I remember thinking, so this is what it feels like.  To experience a death of such magnitude that the whole country seemingly crashes into despair.  A death that feels so impossibly personal that you internalize it, feel cheated, cut short from what was sure to be a perfectly harmonious future.  I thought aloud is this our where-were-you-when moment?  Our JFK?  Our John Lennon?  A tragedy that cuts so deeply into the fabric of a generation that for a period you can look a total stranger in the face, shake your head, and they know exactly what you mean? 

All of this I thought about while a small sense of anger also crept its way into the mix.  When Kurt Cobain pulled that trigger he not only took his own life, he also blasted a hole through the impenetrable happiness of my early 20s.  I'm aware of how unabashedly self-centered this thinking is, but I was 23 with no direction and one of my brightest guiding stars had just flipped off the light switch.  So amongst the flurry of emotions ranging from shock to heavy sadness, there was also a sense of abandonment and betrayal.  But rather than sort it all out, I allowed myself to feel it fully.  Inviting it in and hoarding it away, aware that these emotions were the final pieces of Kurt that he would ever offer again.

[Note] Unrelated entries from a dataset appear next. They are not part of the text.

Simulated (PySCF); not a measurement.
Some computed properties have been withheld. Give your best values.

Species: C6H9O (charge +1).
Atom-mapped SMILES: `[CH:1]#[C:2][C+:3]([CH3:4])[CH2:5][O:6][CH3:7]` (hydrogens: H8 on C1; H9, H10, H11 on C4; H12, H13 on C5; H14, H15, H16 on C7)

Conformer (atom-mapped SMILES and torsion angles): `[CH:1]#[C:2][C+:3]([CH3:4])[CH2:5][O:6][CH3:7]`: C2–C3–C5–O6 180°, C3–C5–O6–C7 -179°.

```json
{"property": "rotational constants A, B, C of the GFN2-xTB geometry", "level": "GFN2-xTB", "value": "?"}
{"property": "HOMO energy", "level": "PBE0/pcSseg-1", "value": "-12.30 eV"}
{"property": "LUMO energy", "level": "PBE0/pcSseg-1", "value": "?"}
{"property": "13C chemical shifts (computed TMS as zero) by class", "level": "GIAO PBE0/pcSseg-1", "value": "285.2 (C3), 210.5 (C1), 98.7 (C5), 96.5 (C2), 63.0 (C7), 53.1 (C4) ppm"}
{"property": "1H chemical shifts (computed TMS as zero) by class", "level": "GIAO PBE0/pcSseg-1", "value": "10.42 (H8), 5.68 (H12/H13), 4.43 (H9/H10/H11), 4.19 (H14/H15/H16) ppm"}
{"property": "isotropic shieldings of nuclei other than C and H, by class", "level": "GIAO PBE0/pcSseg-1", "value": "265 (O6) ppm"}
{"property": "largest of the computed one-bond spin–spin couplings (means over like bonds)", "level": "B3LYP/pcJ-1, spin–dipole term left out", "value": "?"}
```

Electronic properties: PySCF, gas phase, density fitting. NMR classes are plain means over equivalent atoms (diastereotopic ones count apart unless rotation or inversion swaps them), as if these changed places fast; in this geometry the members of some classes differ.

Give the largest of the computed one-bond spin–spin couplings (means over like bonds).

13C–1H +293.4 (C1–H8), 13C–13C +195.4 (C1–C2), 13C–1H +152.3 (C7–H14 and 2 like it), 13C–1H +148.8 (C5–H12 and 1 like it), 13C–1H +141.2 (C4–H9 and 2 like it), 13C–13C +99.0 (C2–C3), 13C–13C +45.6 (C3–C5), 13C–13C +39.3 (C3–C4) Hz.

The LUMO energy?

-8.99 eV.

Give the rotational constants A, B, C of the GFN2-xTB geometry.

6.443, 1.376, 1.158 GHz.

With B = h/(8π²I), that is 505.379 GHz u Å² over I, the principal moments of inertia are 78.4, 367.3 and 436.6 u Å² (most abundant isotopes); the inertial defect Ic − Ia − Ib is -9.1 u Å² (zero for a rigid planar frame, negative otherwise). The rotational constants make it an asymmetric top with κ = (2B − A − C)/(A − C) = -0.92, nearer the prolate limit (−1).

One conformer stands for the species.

Kurt on stage with Mudhoney - Crocodile Cafe '92

Months later, our pilgrimage across the country had landed us in Seattle.  Our show that night was at The Crocodile Café on 2nd Ave, a club that had opened just three years prior but had already staked a claim as a “must play” venue.  I had seen a picture once where Kurt Cobain had joined Mark Arm and the rest of Mudhoney on this very stage and thought to myself, “Of all the places I’d love to plug in my ‘66 Fender Jaguar, it’s here.” 

Sub Pop Mega Mart - 2nd Ave.
We arrived to the Croc, setup and blew through a sound check.  Since we had a few hours before we actually played we decided to explore the city a bit.  We made our way to the Sub Pop Mega Mart.  The first Sunny Day Real Estate album had just been released a few months earlier and one of the employees handed us a roll of the band's stickers to put on our gear (we ended up using them to mend the torn upholstery in the ceiling of our truck).  I also bought a Sup Pop hat which I treasured until it was stolen right off my head at a Hole concert just four weeks later in New Haven, CT.  We then made our way down to a pier that looked out over the Puget Sound.  It was my first time standing on the edge of the West Coast. 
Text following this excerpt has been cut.